My times are in your hand
The season that holds
So much of the agony of the wilderness is not the suffering itself but the clock. How long. Why now. When will this end. The not-knowing stretches every other pain longer, because a season you could date you could endure, and a season with no visible end frays the nerve in a way the trouble alone never would. David knew that torment. Hunted, slandered, his life in other men's hands, he prays from inside it and arrives at five words that hold everything still: my times are in your hand. Not in Saul's hand, though Saul held the spear. Not in the grip of blind circumstance, though everything looked like chance. Not even in David's own anxious management, his endless calculating of escape. His times — the season and its length, the timing of its end — rest in the hand of God. The Preacher widens the same truth until it covers all of life: for everything there is a season, and a time for every purpose under heaven. The disorientation does not lift because the season ends. It eases when you stop believing the season is loose in the world, running on no one's authority, and trust instead that it is held.

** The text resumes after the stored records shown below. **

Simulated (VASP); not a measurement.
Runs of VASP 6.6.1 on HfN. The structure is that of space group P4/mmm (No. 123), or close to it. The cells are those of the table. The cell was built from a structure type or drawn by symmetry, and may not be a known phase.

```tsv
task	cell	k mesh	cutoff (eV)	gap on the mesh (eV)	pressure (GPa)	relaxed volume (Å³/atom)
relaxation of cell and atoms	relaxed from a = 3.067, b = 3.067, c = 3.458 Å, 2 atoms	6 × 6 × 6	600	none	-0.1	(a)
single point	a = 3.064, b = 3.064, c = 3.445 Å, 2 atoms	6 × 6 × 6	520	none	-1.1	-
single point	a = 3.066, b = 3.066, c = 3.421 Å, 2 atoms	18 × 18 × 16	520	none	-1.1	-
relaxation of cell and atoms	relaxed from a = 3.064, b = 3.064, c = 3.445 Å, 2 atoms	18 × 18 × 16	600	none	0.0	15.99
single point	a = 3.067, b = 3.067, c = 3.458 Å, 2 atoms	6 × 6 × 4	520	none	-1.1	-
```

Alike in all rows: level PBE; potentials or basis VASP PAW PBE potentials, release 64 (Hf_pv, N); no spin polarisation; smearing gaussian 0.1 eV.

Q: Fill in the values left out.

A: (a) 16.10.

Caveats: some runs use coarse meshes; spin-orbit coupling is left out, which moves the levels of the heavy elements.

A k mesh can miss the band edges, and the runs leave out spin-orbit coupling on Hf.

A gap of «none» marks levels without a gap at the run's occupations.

“My times are in your hand.”
— David — Psalm 31:15 (WEB)
“For everything there is a season, and a time for every purpose under heaven.”
Your wilderness keeps a clock you did not set and cannot read, and the not-knowing-how-long is its own distinct cruelty. You can brace for a measured trial; what wears you down is the open-endedness, the calendar with no circled date. Into exactly that, David hands you five words to carry: my times are in your hand. Hear what they refuse. They refuse to say your season is at the mercy of the people working against you. They refuse to say it is hostage to luck. They refuse, hardest of all, to say it depends on your own frantic striving to make something move. The timing is not yours to force, and that is not a defeat; it is a relief, if you will let it be. You can put down the exhausting work of checking the clock every hour, of trying to hurry a season that answers to a hand other than yours. The wait is not running loose. It is held in a hand that has never once dropped what it held.